West Human Trafficking Task Force makes major dent in commercial sex trade
TUSCALOOSA, Ala. (WBRC) -The West Alabama Human Trafficking Task Force broke a major case - 15 arrests.
Investigators say their charges range from prostitution to drugs and human trafficking allegedly involving commercial sex.
The pain is unspeakable, long-lasting with no easy fix. But investigator Jessica Wilson says there is always hope for healing.
Jessica Wilson is an investigator for the West Alabama Human Trafficking Task Force and an investigator for the University of Alabama Police Department.
“These are people who were vulnerable from the get-go,” said Wilson.
Wilson knows all too well what the trauma victims endure at the hands of a human trafficker. It is beyond comprehension. The traffickers prey on the vulnerable through social media and promise the good things in life when, in fact, the promise turns sour. “Affect their lives potentially their children’s lives and relationships from here until whenever,” Wilson said.
Captain Phil Simpson put it another way, a rape that never stops.
“Now think of a human trafficking victim who is having to do this 10, 12, 14 times a night,” Capt. Simpson said.
Captain Simpson says the fact that 15 people were arrested in the most recent case doesn’t suggest human trafficking is more prevalent in Tuscaloosa than anywhere else. The crime itself is nothing new. The difference here is Simpson and his team have become much more aggressive in their efforts to stamp it out.
“With the interstate and Highway 82, it makes it easier for them to come back to the same location,” said Simpson.

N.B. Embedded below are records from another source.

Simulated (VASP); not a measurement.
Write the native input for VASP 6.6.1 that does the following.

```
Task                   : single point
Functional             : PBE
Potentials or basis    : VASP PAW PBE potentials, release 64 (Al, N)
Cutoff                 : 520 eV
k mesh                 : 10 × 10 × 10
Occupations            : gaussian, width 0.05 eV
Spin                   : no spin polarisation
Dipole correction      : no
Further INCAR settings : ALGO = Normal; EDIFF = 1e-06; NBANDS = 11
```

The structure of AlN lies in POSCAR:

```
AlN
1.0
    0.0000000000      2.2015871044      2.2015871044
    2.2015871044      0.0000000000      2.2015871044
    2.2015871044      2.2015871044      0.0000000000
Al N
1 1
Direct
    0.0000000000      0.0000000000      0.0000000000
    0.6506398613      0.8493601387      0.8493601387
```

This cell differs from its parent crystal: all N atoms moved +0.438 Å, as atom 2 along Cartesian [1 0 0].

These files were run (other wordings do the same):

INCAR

Police say it’s hard to say whether they’re winning the fight against human traffickers but captain Simpson says there is no doubt the bad folks know the West Alabama Human Trafficking Task Force is a force to be reckoned with.
“The commercial sex workers tell us people know if you come to Tuscaloosa you’re running the risk,” said Capt. Simpson
The risk of getting caught and potentially face a minimum of 20 years in prison, according to Captain Simpson.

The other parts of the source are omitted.